One hundred and seventy-five sites are slated for full closure or removal from the system. Not all the lands on the recreation and conservation areas chopping block are simple open recreation space. Some also provide access to some of the finest natural spaces on the planet or have special meaning in one way or another. At least 102 of the sites occur in lands designated as Environmentally Significant Areas of provincial or greater significance. These jewels and waysides are scattered across all of Alberta’s natural regions – Boreal Forest, Foothills, Grassland, Parkland and Rocky Mountains. Most occur in the Foothills and Rocky Mountains where many Albertans focus their recreation activities.

I have been fortunate to visit somewhere between a third and a half of these areas that will be lost, either as a kid out on a weekend fishing trip with my dad or later as father, with my daughter, exploring the nooks and crannies of Alberta’s natural regions as we searched for areas of environmental significance and mini-adventures. Just last spring, I was at the North Fork Provincial Recreation Area observing nesting barred owls with my granddaughter. North Fork will be delisted from the parks system.

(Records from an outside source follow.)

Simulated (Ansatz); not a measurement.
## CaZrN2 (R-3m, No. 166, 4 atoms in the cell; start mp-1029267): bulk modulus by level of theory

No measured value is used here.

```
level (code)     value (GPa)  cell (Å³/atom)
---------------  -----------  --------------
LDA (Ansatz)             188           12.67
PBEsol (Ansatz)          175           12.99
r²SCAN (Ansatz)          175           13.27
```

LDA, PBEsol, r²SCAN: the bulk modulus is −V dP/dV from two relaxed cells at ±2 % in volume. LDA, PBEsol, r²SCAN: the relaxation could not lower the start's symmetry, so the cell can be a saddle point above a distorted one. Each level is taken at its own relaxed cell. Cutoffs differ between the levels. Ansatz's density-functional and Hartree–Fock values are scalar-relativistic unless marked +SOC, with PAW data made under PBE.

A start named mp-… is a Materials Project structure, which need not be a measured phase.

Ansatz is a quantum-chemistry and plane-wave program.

Featured on maps and tourist information pamphlets, Lundbreck Falls Provincial Recreation Area was one of my earliest memories of Alberta after we came from England. Cataract Creek, Dutch, Oldman River North, Racehorse – all staging areas to access magnificent fishing in the wild streams that fed my youth. Jumping Pound, Sibbald Lake and numerous sites along the Highwood River now in Kananaskis Country all the way to the junction with the Bow River supplied areas for my first self-sufficient camping and fishing with my best friend in my early teens. These sites will be stripped of their protected status.

The world’s most extensive rough fescue grasslands occur across from Little Fish Lake Provincial Park east of Drumheller. The lake hosts a diversity of nesting birds, including endangered piping plover. The campground sits next to this natural wonder. Since the late 1960s, I have enjoyed many a fine day reveling in the prairie bell chorus of western meadowlarks, Sprague’s pipits, and Baird’s sparrows in the tussocky grasses; or photographing nesting avocets and terns. My daughter and granddaughter have followed in those footsteps. As Lindsey pointed out earlier in this issue, Little Fish Lake Provincial Park will be shuttered too.

Kinbrook Island Provincial Park contains offshore islands that support colonial nesting birds of conservation concern including American white pelican, great blue heron, and Caspian tern.
Bullshead Reservoir and Michelle lie at the edge of the most gorgeous grassland country in southeast Alberta, part of one of a handful of large, relatively intact blocks (5,000 square kilometres) of native habitats in the Northern Glaciated Plains.

JJ Collett Natural Area has some wonderful, but endangered, Central Parkland habitat just steps off the QEII highway between Edmonton and Calgary.
Maycroft Provincial Recreation Area was the site of the Oldman Dam concert featuring Ian Tyson, Gordon Lightfoot, and David Suzuki. It attracted thousands of Albertans to the banks of the Oldman River and the foot of the magnificent Whaleback Ridge.

The names continue to roll off my tongue — many bringing a special memory: Crow Lake (old growth forest), Chin Coulee (rare plants), Indian Graves (foothills retreat), Chain Lakes (rare Foothills Parkland), Kinbrook (colonial birds), Gooseberry Lake (thousands of red-necked phalaropes), Muriel Lake (my first audio recordings of great crested flycatchers), Williamson (accessing Young’s Point by boat across Sturgeon Lake before roads were built), O’Brien and Notikewin (barred owls, magnificent old growth forest) . . . . .

The memories and the thought of closure prompt a range of emotions from sadness to rage. It is important to turn that anger into something productive. We have to be in this conservation game for the long haul. It is a marathon not a sprint. Governments come and go but, fortunately, the conservation crowd persists.

There is a disconnect between what Albertans say they value in polls going back to the 1980s and how the government’s work proceeds. Recent announcements to relax the environmental monitoring and reporting for the oil and gas industry, the termination of the Coal Policy (in place since the Lougheed years), the ongoing sale of Public Lands without public consultation, and the removal or closure of parks and recreation areas all send a strong signal that Alberta continues to wage a war on its own environment.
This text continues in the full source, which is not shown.